Is Jeep Gladiator or Ford Ranger the Off Road Winner?
In the market for a smaller truck for off-roading adventures? This year, you’ve got more than just the Ford Ranger in the newer off-roading trucks and Jeeps market!
The release of the Jeep Gladiator has turned heads, as these new vehicles recently started rolling off the lots just a few weeks ago.
Which is better for off-roading? Come sit with me a few minutes while we look and see what each truck offers in terms of size, equipment, and other features that are ideal when you want to leave the pavement and hit the trails!
By its very name, Jeep always was and is a favorite vehicle for off-roading, especially when considering the Wrangler.
The new Jeep Gladiator promises Wrangler-like capabilities in pick-up truck style for when you want to go just a little bit bigger.
Here are a few of the specs of the Jeep Gladiator that are worth learning about and paying close attention:
- Length and Width – This is the longer of the two vehicles at 218” in length with a wheelbase of 137.3” and a width of 73.8” while it boasts an interior volume of 103 cu. ft with a bed that is 5’ in length.
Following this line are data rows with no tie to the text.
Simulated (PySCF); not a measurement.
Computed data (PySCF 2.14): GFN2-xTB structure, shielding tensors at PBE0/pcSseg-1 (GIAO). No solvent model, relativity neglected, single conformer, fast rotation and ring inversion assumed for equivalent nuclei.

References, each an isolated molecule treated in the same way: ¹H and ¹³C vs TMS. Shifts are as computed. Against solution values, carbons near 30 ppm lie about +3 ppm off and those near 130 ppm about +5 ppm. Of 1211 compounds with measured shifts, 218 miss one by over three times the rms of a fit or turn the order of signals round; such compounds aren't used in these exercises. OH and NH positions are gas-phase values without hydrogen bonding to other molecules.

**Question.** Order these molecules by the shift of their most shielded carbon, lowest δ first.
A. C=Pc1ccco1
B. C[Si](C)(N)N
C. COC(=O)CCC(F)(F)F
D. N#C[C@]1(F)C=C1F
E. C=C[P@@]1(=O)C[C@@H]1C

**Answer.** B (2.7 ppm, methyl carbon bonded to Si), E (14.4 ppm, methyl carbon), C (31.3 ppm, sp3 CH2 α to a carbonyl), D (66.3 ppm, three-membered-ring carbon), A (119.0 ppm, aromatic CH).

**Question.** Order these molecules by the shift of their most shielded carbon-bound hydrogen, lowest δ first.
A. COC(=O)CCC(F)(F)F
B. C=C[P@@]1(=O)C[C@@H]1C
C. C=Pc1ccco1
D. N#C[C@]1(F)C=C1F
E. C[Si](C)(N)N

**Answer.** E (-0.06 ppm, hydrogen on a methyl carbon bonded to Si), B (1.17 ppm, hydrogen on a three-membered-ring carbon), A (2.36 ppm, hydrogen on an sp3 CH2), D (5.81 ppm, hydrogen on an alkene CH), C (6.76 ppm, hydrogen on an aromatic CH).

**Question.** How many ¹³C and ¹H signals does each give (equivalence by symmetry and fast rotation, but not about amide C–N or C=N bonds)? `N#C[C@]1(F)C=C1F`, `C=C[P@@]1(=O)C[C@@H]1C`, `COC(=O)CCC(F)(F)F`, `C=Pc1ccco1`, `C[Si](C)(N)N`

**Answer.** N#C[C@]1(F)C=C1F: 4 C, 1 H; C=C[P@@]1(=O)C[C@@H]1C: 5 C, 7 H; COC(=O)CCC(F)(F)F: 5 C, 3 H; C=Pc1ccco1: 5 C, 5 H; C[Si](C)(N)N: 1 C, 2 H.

- Off-Road Angles – It has great approach/breakover/departure angles that make it pretty versatile considering its length and height. Sport and Overland models are at 40.8/18.4/25 degrees and Rubicons are at 43.4/20.3/26 degrees, with 10” and 11.1” of ground clearance respectively.
- Engine and Transmission – Available in a 6-speed manual or an 8-speed automatic, the Gladiator comes with a 3.6L V-6 Pentastar delivering 285 HP and 260 lb-ft of torque.
- Towing/Payload – This Jeep has a max towing capacity of 7,650 lbs and a payload of 1,600 lbs.
- Axle Ratio – Gladiator Sport, Overland, and Rubicon models are available with either a 3.73:1 axle ratio with the manual transmission or 10:1 with the automatic.
- Off-Road Equipment – Beyond the basics, the Gladiator Sport model includes heavy-duty Dana axles and the Rubicon model includes wide track axles, front and rear locking differentials, FOX brand shocks, 33” all-terrain tires, and an electronic disconnecting front sway bar.
Off road with the Ford Ranger – it has never been better! A contender in the small truck category, the Ford Ranger offers similar capabilities with slightly different equipment, making this truck another great choice for off-roading depending on the equipment.
These are the basic specs for the Ford Ranger to consider if you’re looking for a smaller truck to off road with:
- Length and Width – This truck has an overall length of 208” which is 10” shorter than the Gladiator, a wheelbase of 126.8,” and a considerably wider width of 85.8.” The longer bed is 5.6’ in length but has a smaller interior volume of 97.6 cu. ft.
- Off-Road Angles – Approach/breakover/departure angles are 28.7/21.5/25.4 degrees, with 8.9” of ground clearance.
- Engine and Transmission – Currently, the Ford Ranger is only available with a 10-speed automatic transmission and a 2.3-liter EcoBoost 4-cylinder engine that delivers 270 HP and 310 lb-ft of torque.
- Towing/Payload – Coming in slightly lower than the Gladiator, the Ford Ranger’s towing capacity is 7,500 lbs; however, the payload that Ford prides itself on is slightly higher at 1,650 lbs.
- Axle Ratio – The 2019 Ford Ranger is available with a 3.73:1 axle ratio
- Off-Road Equipment – The base Ford Ranger is not specifically geared for off-road use, although there is a Ford Ranger off-road package that can be added to the 4WD version. It includes steel skid plates, a terrain management system that adjusts the throttle and shift points, plus a Trail Control cruise control option.
Which Is the Better Off-Road Truck?
Looking at the two, it’s obvious that they’re very similar, offering many of the same features and capabilities.
What most reviewers of these vehicles do find is that the Ford Ranger is fun off-road with the added options and a better all-around truck, it is not quite as comfortable on the trails as the Gladiator.
On the other hand, the Gladiator is more capable on the trails but has less bed space and a lower payload, so it’s not quite as useful as a stand-alone truck.
Still, the Jeep Gladiator seems to be the best of both worlds by offering more off-road dexterity and options while still offering pick-up truck features.
If you’re looking for something that you can have a great time taking from the road to the trail and back again, the Gladiator edges out the Ford Ranger by being the more off-road equipped, and capable choice!